Montana Momoirs Column

Good morning small children. I hope you have received and reviewed the memo I placed next to your pillows last night. Oh. I forgot that neither of you is old enough to read. Allow me to recap the highlights for you.

In short, I have a lot going on personally and professionally right now that is creating great stress in my life and, in case you have missed the obvious as of late, it is putting me in an extremely foul mood. We will all be a lot happier if you comply with the following new house rules that have been instituted this very minute:

a) No complaining. No whining. No fighting. No crying. In fact, let’s just do it up right and say that talking, singing and laughing are also forbidden. We will pretend we have taken a vow of silence. Won’t that be fun?

b) You must eat every bite of your meals. Happily. Even if it is sautéed Swiss chard, always a 2- and 5-year-old’s favorite. Even if it is broccoli — without cheese sauce. Do I hear complaining? Refer to Point A above.

c) There will be no gas-passing. There will be no bending over and cheek- separating for pretend gas-passing. There will be no blaming of me for gas passing, as in when one of you passes gas, usually at the dinner table, and then looks at me and gleefully announces, “EXCUSE YOU MOM!” before collapsing with fits of hysterical laughing.
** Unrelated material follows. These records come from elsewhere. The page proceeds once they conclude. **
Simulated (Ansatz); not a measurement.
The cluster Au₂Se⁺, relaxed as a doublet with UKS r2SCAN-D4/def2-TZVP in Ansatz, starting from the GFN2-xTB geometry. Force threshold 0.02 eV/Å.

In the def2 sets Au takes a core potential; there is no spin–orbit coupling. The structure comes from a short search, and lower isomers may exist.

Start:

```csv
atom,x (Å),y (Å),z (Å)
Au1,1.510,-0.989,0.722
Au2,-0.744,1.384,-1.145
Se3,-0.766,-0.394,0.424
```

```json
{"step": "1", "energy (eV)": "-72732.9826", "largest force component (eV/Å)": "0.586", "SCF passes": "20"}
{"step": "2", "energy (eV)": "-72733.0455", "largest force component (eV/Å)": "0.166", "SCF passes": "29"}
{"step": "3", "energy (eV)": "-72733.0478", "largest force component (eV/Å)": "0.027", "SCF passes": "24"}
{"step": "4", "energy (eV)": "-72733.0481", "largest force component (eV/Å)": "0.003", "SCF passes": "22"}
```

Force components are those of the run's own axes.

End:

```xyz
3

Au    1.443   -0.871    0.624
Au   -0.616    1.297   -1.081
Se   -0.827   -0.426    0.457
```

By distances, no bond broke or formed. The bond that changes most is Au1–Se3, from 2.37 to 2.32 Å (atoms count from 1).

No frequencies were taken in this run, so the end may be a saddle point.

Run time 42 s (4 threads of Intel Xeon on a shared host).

d) You are not allowed on any of the furniture. Not that our furniture is especially nice — at least it isn’t nice anymore after five years of sticky hands and faces, trampoline usage and fort building. You will sit on the floor. But not on any of the new rugs. You will enjoy the nice hardwood floor, which also isn’t so nice anymore after five years of trucks and ride-on toys.

e) Since we have taken a vow of silence, this shouldn’t be an issue, but I’ll throw it out there anyway. No repeating of questions or phrases. Just because I do not respond to every one of your utterances within milliseconds of words hitting air does not mean I did not hear you. I heard you — the very first time.

In short, you are no longer allowed to act as if you are 2 and 5 years old. You must act as if you are very well-behaved middle-aged people, who just happen to be very quiet.

Now that we have the new rules established, what shall we do today? You want to do a craft project? OK. Let’s get out our supplies. No. Wait. I will get them. No. I said no.

Hmmmm … perhaps if you’d listened and allowed me to get out the craft supplies, then that giant bag of feathers wouldn’t have exploded causing our house to resemble a chicken coop for fuchsia and turquoise poultry. Let me get out the vacuum.

I know we have the loudest vacuum on the planet and that it scares you, but using the broom will not work. So put the broom away. Put it away. No. Using the broom will only make the feathers fly around more. You just hit me on the head with the broom. I know you’re sorry and that it was an accident, but it still hurt and since I am already in a bad mood, I will stagger around as if Wile E. Coyote just dropped a grand piano on my head and I have an eight-inch lump growing out of it with stars circling. Unbelievable! You just hit me on the head again! Put that broom down!

Why is the glue out? I’m still trying to clean up the feathers. Put the glue back. Why are you pouring glue on that piece of paper? Stop. Stop! Give me the glue bottle. What am I doing? I’m trying to scrape an entire bottle of glue back into the bottle. No…put the broom down! Put the broom down!

Well. Now that we’ve all been tarred and feathered, let’s go into another room. Let’s do something quiet. And easy. Let’s look at one of our library books. Oh no! Quick! Go get a towel! Faster! I know it was an accident. And I’m sure this isn’t the first library book to be returned with coffee spilled on it. What will the library do? I’m not sure. But really, the more important question here is, What am I going to do? That was the last of the coffee!

Let’s go outside and have a snack. How about some raisins? Raisins are easy. What can possibly happen with raisins? You did NOT just shove that raisin up your nose. Blow it out. Blow hard. How far did you stick that up there? I’m not paying for another food item to be extracted from your nose by an emergency room doctor. I’ll do it myself. Where are my tweezers? You got it! Good job. You have a big booger in your nose? Well, I don’t have any Kleenex right now. Here. Use my shirt.

What’s next? You want to have a squirt gun fight? All right. But don’t squirt me. Hey! I said not to squirt me! Ha! I’ve got the extra squirt gun! You’re in trouble now! I got you! All right - laughing is allowed during squirt gun fights. I will also allow gleeful shrieking. No, you don’t have to act like old people anymore. I guess it’s OK for you both to act like little kids.